I’m a member of the Public Access Working Group (PAWG, which rhymes with frog, tee hee hee) comprised of members from both Carleton and St. Olaf. We’re in charge of making decisions about our shared catalog, and among other things, PAWG has been working on two decisions this year: whether or not to upgrade to Innovative’s WebPac Pro catalog interface, and whether or not to include “record enhancement” in the form of book cover images from Amazon.

The WebPac Pro decision proved to be easier than we thought. Turns out, the ranking algorithm for it’s much-touted relevance ranking stinks. If any of you are making this decision right now, try searching for the keywords Global Warming. You should notice that even though there are some books that have this exact phrase as a subject heading, they get buried pages and pages down your result list unless the exact phrase “global warming” appears in the title. No kidding. Effectively, the default search is a keyword in title search. Now, you can get around this if you put quotation marks around each word (i.e. “global” “warming”), which deactivates the relevance ranking altogether, but there’s no way I’m going to start teaching that in my instruction sessions. So we’re not “upgrading.”

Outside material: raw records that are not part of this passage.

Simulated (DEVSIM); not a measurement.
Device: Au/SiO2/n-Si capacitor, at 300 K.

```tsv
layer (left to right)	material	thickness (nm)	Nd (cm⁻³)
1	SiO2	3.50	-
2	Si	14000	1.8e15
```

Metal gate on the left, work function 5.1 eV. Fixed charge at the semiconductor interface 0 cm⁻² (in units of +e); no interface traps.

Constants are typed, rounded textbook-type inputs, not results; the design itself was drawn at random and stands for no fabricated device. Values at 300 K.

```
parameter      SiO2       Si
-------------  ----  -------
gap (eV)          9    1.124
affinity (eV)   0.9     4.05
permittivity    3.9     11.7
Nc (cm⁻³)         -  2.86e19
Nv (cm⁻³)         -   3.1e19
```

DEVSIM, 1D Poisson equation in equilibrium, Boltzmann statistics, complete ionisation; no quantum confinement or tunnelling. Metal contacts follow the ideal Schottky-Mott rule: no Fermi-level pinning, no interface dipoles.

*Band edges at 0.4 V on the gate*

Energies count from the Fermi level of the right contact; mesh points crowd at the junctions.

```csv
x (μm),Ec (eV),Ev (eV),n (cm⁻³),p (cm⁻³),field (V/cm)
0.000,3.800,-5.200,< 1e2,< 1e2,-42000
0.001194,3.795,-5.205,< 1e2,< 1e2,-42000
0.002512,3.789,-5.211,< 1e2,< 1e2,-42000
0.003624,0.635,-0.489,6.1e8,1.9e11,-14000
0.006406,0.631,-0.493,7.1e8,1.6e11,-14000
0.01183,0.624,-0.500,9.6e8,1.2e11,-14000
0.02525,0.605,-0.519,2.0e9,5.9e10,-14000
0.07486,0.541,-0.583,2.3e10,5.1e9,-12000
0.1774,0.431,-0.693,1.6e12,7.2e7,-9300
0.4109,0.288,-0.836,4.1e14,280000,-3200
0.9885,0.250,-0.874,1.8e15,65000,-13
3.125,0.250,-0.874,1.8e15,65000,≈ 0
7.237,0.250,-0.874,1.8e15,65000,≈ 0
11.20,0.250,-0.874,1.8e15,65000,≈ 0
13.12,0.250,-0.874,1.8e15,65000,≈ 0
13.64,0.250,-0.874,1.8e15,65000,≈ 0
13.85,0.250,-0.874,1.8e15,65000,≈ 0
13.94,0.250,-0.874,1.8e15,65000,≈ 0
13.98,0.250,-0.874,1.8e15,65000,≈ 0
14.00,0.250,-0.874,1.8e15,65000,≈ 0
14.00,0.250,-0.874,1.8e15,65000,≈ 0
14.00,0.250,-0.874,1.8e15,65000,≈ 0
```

But the more interesting decision is yet to come. Will we include book cover images from Amazon in our catalog? I’ve heard a lot recently about the benefits of allowing one-click access to book reviews, and I’ve heard that our students are used to seeing images on web pages, and I’ve heard that we should do our best to make the experience of searching the catalog as enjoyable and visually interesting as we can. I agree with all of these arguments. Absolutely. After all, as librarians we’re supposed to aid in locating, collocating, and making decisions, right? And book reviews and book covers both move us in the direction of making decisions much more effectively than, say, the height of the book’s spine in centimeters.

But I think our students are used to much more than pretty pictures. They’re used to everything on a screen being clickable, and everything doing something meaningful and more or less useful. Imagine what you would think if you saw an image to the left of a title in a result list. You’d click on the image, right? I would. And I’d get sucked to Amazon. Talk about mixed signals.

Now, I would realize that this wasn’t what I wanted or what was expected of me, and I’d hit the nice little “back” button in the browser and click on titles from then on. But my co-workers and I have noticed a distinct trend among our students. Instead of using our A to Z list to see if we subscribe to a journal or magazine, they find the publisher’s web site. Then they come to us and ask, in all seriousness, if the library has a fund that will help them buy this article online. They’re usually very happy when we point out the A to Z list. But last week one poor kid came back to me after he’d verified that we did not, in fact, subscribe to his journal and wondered if now I’d help him pay for it from the publisher’s site. That lucky kid learned about the A to Z list and interlibrary loan all in one evening.

These students who expect to be able to do whatever it is that site they land on tells them to do. What’s more, they expect that we expect them to do these things. The web isn’t just about seeing things; it’s about doing things. And if we put something in front of our students that implies they should do something that we don’t actually want them to do, that’s a problem.

Of course, we could by images from places like Syndetic Solutions, but that’s expensive. Still, this would be a way to make our records look pretty without threatening mass confusion.

So the upshot of all of this is that I’m willing to be convinced, but I have grave reservations about the amazon solution to our boring catalog. If we’re really interested in providing what users are used to, we’d have to redesign everything, not just slap on some pretty pictures. And that “everything” would have to include all sorts of clickable and interactable options.

But in the spirit of being convinced, is anyone willing to share their experience with the amazon lipstick option? I’m particularly interested if you have any statistics to show how often those images get clicked on. Do your ILL stats change?

Just as a side note, we’re also pondering how best to configure our link resolver… To offer choices of electronic options or not to offer choices, that is the question. Whether ’tis nobler to privilege one-click access to beauteous PDF full text or to deepen the understanding of young minds as they develop access preferences from among the panoply of database options. To learn, perchance to dream. To dream of other uses to which they can put databases that appear often in their list of options….

Sorry Will. You’re writing was a lot better, and certainly more moving.